Paper: Charon – Load-Aware Load-Balancing in P4


As a PhD student in Cisco, we have the opportunity to take intern students from École Polytechnique for research projects. During the summer in 2021, I took Carmine on board as one of my intern students, and we worked together on a hardware-related project. After four months, we managed to publish a short paper in proceedings of the [1st Workshop on Network Programmability with P4 (NetPA-TS2) at the IEEE 17th International Conference on Network and Service Management (CNSM)](

The Paper: Charon – Load-Aware Load-Balancing in P4


Load-Balancers play an important role in data centers as they distribute network flows across application servers and guarantee per-connection consistency. It is hard however to make fair load balancing decisions so that all resources are efficiently occupied yet not overloaded. Tracking connection states allows load balancers to infer server load states and make informed decisions, but at the cost of additional memory space consumption. This makes it hard to implement on programmable hardware, which has constrained memory but offers line-rate performance. This paper presents Charon, a stateless load-aware load balancer that has line-rate performance implemented in P4-NetFPGA. Charon passively collects load states from application servers and employs the power-of-2-choices scheme to make load-aware load balancing decisions and improve resource utilization. Per-connection consistency is guaranteed statelessly by encoding server ID in a covert channel. The prototype design and implementation details are described in this paper. Simulation results show performance gains in terms of load distribution fairness, quality of service, throughput and processing latency.

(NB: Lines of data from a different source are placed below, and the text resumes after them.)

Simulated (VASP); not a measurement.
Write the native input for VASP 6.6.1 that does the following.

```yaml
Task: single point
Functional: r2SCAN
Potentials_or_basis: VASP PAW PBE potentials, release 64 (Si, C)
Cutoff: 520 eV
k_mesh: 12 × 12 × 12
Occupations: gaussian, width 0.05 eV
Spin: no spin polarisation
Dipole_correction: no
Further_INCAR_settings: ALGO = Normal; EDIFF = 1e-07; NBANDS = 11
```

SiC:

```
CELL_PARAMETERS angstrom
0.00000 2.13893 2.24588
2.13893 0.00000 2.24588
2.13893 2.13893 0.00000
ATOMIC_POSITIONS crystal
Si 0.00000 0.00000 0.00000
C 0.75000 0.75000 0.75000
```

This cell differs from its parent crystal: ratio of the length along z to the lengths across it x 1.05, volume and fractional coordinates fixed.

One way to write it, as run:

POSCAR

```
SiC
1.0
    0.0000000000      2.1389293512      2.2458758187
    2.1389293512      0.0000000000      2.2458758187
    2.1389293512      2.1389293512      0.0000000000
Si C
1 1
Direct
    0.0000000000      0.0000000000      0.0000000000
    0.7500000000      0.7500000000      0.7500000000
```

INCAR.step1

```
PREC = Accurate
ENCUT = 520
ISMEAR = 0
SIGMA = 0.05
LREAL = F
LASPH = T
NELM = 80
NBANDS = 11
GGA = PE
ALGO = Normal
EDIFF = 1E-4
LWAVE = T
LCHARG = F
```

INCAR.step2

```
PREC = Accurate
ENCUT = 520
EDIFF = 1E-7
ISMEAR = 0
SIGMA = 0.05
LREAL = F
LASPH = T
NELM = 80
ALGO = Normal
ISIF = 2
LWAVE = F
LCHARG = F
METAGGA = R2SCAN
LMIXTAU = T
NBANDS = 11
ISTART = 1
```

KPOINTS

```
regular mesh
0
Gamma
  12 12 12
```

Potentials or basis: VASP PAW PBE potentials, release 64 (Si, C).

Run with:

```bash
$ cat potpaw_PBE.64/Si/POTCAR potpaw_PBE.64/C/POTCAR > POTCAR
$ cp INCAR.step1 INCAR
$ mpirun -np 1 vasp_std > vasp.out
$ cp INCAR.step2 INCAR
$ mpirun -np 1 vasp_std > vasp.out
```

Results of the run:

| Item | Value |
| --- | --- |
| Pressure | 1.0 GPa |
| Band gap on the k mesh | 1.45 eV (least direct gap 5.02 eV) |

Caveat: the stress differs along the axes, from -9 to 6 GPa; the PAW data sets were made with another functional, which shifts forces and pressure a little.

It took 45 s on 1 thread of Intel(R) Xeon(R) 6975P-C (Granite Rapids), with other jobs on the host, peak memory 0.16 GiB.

Citation is preferred in the following format:
title={Charon: Load-Aware Load-Balancing in P4},
author={Rizzi, Carmine and Yao, Zhiyuan and Desmouceaux, Yoann and Townsley, Mark and Clausen, Thomas},
booktitle={2021 17th International Conference on Network and Service Management (CNSM)},


Behind the Scenes

When I proposed the project, I had a simple, “hardware-friendly” algorithm in my mind that can potentially help optimize the load balancing performance. That was when I started collaborating with Carmine, using the P4-NetFPGA-SUME workflow.
During the first month, since Carmine was not familiar with load balancing problems, I sent him a list of related works (about 8-10 papers) and a survey draft to get him through some training of literature reviews. Throughout our discussions about different design choices of network load balancers, I found that he can be a great collaborator during brainstorming and can provide great ideas, e.g., by that time, nice categorization of design choices.
During the second month, as he had enough background knowledge about the problem scope, I presented to him the algorithm that I would like to implement so that he could start thinking about the design taking into account hardware constraints. At the mean time, we started setting up P4-NetFPGA dev environment, which was not an easy task…
As it takes time to run simulations using Vivado tools, while he started implementing the basic load balancer functionalities in P4 with proper test scripts, I implemented an event-driven data center network simulator in Python to help investigate (i) how the proposed load balancing algorithm works, and (ii) how to design experiments to evaluate its performance.
After integrating the external module (in Verilog), our P4 load balancer program managed to pass the behavioral simulation but had no valid signal in the post-implementation simulation. We spent 2 weeks trying to figure out the issue, yet didn’t manage to resolve it in the end. And that was when we decided to put what we have achieved into a short workshop paper.
We will continue working on this project and fix the problem in the near future.

Discussion & Conclusion

I found tutoring and supervising interns a very interesting experience. I have had an honor to share my experience with Josipovic Lana, who will be Carmine’s PhD supervisor at ETHz. I wish and believe that Carmine will have a great PhD ahead!